12-28-2009 08:47 AM
12-28-2009 10:45 AM
You can use memories to reduce the number of comparators if latency if not directly the biggest issue. Maybe you can use shift registers. Hard to say what the most efficient solution would be without knowing how fast it needs to go or how fast these 49 numbers enter the system.
12-28-2009 01:29 PM
I'd go for a sequential implementation with 1 comparison per step, so 48 comparisons spread over 48 clock cycles. If the numbers are all available at different clock cycles, you do a simple counter or FSM that updates the current maximum as soon as a new data item arrives. Further optimizations seem to make little sense, unless this is for some homework project.
12-28-2009 01:48 PM
12-28-2009 10:33 PM
I guess that if you put them in a BRAM, you'd still need a mux on the RAM data input, so the net effect would be very limited. Maybe some sort of shift register structure could at least get rid of the muxing logic but that would assume that the numbers won't change for at least 49 cycles.
Dedicated logic such as DSP slices can be used to reduce routing.
12-29-2009 08:42 AM
the 49 numbers are not in memory and are ready at the same time. should I put them in BRAM and then read them out 1-by-1 or just leave them in registers and compare sequentially? would that create a giant mux? I'm doing this because I'm running out of room in the FPGA and I'm looking to optimize wherever I can.
Does the complexity you're trying to minimize include the mechanism which loads these 49 numbers?
12-29-2009 08:51 AM
12-29-2009 08:55 AM
are you asking if I'm also interested in reducing the hardware to prepare the comparators? if so, then yes. the 49 numbers are accumulators that take an indeterminate time to complete, but then remain constant for some time. when they finish accumulating, then I try to find the max value.
Are all 49 accumulator outputs available simultaneously, and each is presented as a parallel word?
If so, then I think perhaps a max_value register, a simple counter from 1 to 49 and a mux selected by the counter will be the smallest implementation.

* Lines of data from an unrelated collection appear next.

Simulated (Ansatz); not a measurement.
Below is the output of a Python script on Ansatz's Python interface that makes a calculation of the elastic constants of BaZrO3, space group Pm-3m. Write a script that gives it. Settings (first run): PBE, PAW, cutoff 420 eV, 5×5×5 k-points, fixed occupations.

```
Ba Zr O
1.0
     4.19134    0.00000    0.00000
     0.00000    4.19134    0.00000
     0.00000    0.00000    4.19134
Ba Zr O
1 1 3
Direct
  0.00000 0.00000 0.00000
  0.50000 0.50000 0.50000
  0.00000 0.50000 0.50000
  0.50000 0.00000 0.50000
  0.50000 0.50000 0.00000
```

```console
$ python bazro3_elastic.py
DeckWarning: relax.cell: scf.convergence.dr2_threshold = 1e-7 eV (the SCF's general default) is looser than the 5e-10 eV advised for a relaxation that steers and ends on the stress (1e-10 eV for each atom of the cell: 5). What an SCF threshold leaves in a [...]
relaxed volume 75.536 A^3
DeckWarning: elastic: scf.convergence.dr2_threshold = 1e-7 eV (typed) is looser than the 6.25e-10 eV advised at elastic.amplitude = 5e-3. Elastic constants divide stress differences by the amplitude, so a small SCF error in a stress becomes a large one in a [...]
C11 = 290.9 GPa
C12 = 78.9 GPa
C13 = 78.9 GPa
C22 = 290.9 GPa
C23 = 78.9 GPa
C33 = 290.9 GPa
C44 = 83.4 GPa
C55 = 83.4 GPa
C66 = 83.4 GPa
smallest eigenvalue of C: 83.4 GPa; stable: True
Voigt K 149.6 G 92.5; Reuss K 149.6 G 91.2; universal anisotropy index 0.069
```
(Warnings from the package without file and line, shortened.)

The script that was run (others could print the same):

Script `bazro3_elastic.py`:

Obviously you must have some indicator telling you when the 49 values are valid. Use that to clear the maximum and start the counter. On each clock tick when the counter is not at terminal value (49) compare the max with the mux output, and update max as necessary.
12-29-2009 10:35 AM
If these accumulators don't update all at once, you could get away with a BRAM structure where the accumulator value is stored in memory and 1,2...N adders update the accumulators. This requires that you know something about the statistics of the accumulator updates. A single port memory would support 1 update per 2 clocks, a dual port 1 update per clock, etc.
This architecture would probably show a significant decrease in resources and the memory can be reused to determine the max function or you can update the max on-the-gi whenever a (limited) number of accumulators update.